So the X-5 became this mechanical shapeshifter, its wings sliding from straight-out to swept-back while the pilot worked the controls, trying to find that sweet spot where the aircraft felt balanced rather than temperamental. The whole machine had the stubborn personality of something that knew it was an experiment—cooperative when it felt like it, unforgiving when it didn’t.

Convair XFY-1 Pogo

Flickr/SDASM Archives

The Pogo was completely ridiculous and everyone knew it. An airplane that sat on its tail, took off straight up like a rocket, then somehow transitioned to horizontal flight. 

The pilot sat facing the sky during takeoff and had to land the thing in reverse, backing down onto its tail wheel while looking over his shoulder. It worked, technically. 

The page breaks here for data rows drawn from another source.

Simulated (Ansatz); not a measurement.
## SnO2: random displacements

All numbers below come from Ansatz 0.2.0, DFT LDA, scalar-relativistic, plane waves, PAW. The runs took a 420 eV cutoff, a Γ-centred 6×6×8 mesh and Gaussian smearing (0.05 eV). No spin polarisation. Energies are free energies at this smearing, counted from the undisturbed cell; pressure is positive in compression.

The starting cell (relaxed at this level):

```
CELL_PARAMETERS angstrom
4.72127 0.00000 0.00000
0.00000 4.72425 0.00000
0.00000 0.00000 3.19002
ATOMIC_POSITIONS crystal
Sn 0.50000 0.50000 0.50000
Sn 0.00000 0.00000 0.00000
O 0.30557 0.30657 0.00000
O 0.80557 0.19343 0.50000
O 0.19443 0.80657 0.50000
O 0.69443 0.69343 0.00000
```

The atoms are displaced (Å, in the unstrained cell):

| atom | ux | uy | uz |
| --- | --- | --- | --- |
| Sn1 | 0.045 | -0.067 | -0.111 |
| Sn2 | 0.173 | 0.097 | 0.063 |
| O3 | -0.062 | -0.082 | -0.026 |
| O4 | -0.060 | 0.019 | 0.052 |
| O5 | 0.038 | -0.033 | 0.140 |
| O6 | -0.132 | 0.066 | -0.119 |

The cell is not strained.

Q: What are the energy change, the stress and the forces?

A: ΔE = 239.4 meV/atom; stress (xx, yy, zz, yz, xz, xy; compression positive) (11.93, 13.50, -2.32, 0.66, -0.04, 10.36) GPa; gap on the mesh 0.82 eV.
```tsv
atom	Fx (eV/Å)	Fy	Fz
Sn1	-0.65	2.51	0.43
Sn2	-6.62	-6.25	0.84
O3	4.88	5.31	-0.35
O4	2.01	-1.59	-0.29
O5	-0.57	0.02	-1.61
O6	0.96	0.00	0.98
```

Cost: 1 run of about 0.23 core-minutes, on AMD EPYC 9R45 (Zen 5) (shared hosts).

But asking pilots to land backwards while hovering wasn’t exactly practical for combat situations. The Navy wisely decided that aircraft carriers and vertical-landing jets weren’t ready for each other.

Douglas X-3 Stiletto

Flickr/Tom McKinnon

The X-3 was supposed to fly at Mach 2, and it nearly achieved that goal, reaching speeds of approximately Mach 1.95. Long and thin like a steel needle, it sat so low to the ground that getting in required a ladder. The engines were underpowered, the landing gear was too short, and the whole thing looked like it had been stretched on a rack.

But it taught engineers everything they needed to know about high-speed flight. The F-104 Starfighter came directly from lessons learned with the X-3, which makes the Stiletto a failure that succeeded despite itself.

Vought XF5U Flying Flapjack

Flickr/talon12.2011

There are aircraft that look unusual, and then there’s the XF5U, which resembled a pancake with propellers—a design so fundamentally strange that ground crews would stop what they were doing just to stare when it taxied past. Vought had convinced the Navy that circular wings might be the secret to carrier operations, offering the low-speed handling needed for tight carrier landings combined with the high-speed performance demanded by modern combat, all wrapped up in a shape that seemed to defy every rule of aerodynamics that had been written up to that point. 

The propellers were buried in the wing, spinning at different speeds to control the aircraft instead of using traditional control surfaces, which meant pilots had to learn an entirely new language of flight—one where power settings mattered more than stick and rudder inputs. And yet it never actually flew. 

The war ended, jets arrived, and the Navy decided that pancake-shaped fighters were a solution to problems they no longer had.

Consolidated Vultee XP-81

Flickr/amphalon

The XP-81 was a hybrid. Part jet, part propeller. 

The jet engine powered the aircraft at high altitude, while the turboprop handled takeoff and low-speed flight. It was elegant in theory and complicated in practice.

Two different propulsion systems meant twice as many things that could break. The Air Force took one look at the maintenance requirements and decided that pure jets were simpler. 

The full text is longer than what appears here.